This looks extremely similar to Paella (not sure which one is the better approach)
Mut1nyJD opened this issue · 5 comments
The only difference is that they use Masked tokens while they use noised tokens
not sure which one is the better approach
we'll just have to get the code out there for people to try!
@Mut1nyJD it goes way back actually, to Mask-Predict, VQ-Diffusion, then the breakout happened with MaskGit, followed by Phenaki
Paella is basically MaskGiT, but all convolutions. Not sure if I believe in that, after all that I have seen
True I completely forgot about Phenaki because it was tailored to Video but in the end yes you are right.

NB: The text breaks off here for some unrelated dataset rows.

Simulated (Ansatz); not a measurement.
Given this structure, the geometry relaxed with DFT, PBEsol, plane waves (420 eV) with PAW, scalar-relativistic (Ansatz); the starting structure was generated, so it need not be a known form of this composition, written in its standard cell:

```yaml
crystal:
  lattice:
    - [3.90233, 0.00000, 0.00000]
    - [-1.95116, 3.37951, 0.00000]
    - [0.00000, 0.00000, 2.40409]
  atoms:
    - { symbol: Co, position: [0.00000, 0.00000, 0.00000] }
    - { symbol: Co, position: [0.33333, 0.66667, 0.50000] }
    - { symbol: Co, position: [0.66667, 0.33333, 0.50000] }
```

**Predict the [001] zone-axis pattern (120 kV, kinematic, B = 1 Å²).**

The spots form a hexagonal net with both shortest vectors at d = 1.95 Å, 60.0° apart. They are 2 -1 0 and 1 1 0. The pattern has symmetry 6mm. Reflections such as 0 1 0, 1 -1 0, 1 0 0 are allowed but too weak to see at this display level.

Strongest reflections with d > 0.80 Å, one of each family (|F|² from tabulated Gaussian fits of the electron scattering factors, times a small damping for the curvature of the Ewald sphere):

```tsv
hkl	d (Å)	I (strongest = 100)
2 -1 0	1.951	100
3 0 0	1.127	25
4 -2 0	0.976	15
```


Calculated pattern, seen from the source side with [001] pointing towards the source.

So what's the big difference / novelty between this and Phenaki does not seem obvious to me by skimming through their project page
@Mut1nyJD the battle is far from over
i'm guessing someone will try an all-attention approach for latent diffusion next. they also did not compare to progressive distilled ddpm models, so the jury is still out on what is more efficient
@lucidrains There was a paper out in December by William Peebles building a latent diffusion model with only ViT-style attention blocks. From a cursory glance, adding residual gating and using a really high EMA update factor were essential for training stability. Unfortunately, they only published quantitative results on ImageNet, and also did not compare results with distilled DDIM models.
https://arxiv.org/pdf/2212.09748.pdf
https://www.wpeebles.com/DiT.html
https://github.com/facebookresearch/DiT